[Date Prev][Date Next][Thread Prev][Thread Next]
[Date Index]
[Thread Index]
- Subject: Re: Cloning XML
- From: Dirk Laurie <dirk.laurie@...>
- Date: Mon, 18 May 2015 11:41:57 +0200
2015-05-18 8:22 GMT+02:00 Dirk Laurie <dirk.laurie@gmail.com>:
> 2015-05-18 2:24 GMT+02:00 Tim Channon <tc@gpsl.net>:
>> There are many XML decoding libraries of varying degrees of capability and
>> portability. The focus of these is decode.
>>
>> Discussion of regenerating identical XML from the decode seems to get lost
>> and particularly when the user has no idea of the XML meaning, simply wants
>> to intercept textually known entities within a context.
I found it quite easy to regenerate identical XML from the output of Roberto's
parser on the lua-users.org Wiki, but in a very specialized context: the XML
files were those produced by `pdftohtml -xml`, for which the DTD is
self-contained and a mere 49 lines long. A far cry from SVG's over 300 lines
mainly pulling in other files, I'll admit.
Here is what I did: I tweaked Roberto's code to provide a metatable
for every table-valued item.
element_mt = { __tostring =
function(s)
if type(s)=='string' then return s end
assert(s.tag)
local render = render[s.tag]
if type(render)=='string' then return render
elseif type(render)=='function' then return render(s)

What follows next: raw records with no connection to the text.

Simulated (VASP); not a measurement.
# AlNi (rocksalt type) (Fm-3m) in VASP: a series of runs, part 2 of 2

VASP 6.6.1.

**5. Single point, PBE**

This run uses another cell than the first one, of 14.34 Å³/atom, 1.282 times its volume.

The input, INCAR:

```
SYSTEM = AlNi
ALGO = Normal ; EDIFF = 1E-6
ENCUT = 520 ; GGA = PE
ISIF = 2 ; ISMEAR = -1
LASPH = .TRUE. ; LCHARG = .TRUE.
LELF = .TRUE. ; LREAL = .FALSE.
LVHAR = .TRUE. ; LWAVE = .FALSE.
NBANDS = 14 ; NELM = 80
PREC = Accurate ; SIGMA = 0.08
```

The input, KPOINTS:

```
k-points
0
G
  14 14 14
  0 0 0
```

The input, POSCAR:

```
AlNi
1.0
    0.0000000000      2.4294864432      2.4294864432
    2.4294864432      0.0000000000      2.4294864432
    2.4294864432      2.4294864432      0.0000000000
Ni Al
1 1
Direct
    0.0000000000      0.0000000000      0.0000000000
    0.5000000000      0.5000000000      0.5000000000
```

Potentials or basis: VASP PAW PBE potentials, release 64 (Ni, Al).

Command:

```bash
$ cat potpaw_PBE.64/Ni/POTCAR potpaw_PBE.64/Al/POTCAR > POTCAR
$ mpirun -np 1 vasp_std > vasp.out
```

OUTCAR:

else error("Can't convert type '"..s.tag.."' to s string")
end
end }
Then the regenerate routine becomes:
local function assemble(document)
local s = {}
local box = document.first
while box do
s[#s+1] = tostring(box)
box = box.next
end
return tconcat(s,'\n')
end
The global or upvalue "render" is
local render = {
pdf2xml = lines,
page = lines,
document = assemble,
text = contents,
b = function(s) return '**'..contents(s)..'**' end,
i = function(s) return '*'..contents(s)..'*' end,
a = contents,
outline = "<outline>",
fontspec = "<fontspec>" }
with
contents = bind_concat""
lines = bind_concat"\n"
where
function bind_concat(sep)
--- table.concat with bound separator and `tostring` filter
return function(t)
local u={}
if type(t)=='string' then return t end
for k,v in ipairs(t) do u[k]=tostring(v) end
return tconcat(u,sep)
end
end
Note that "render" depends on the DTD. Writing a module that
can generate generate "render" from an arbitrary DTD was not
part of my purposes; writing a different "render" than converts
to say Markdown rather than plain text is, but not yet to the
level where I can share it.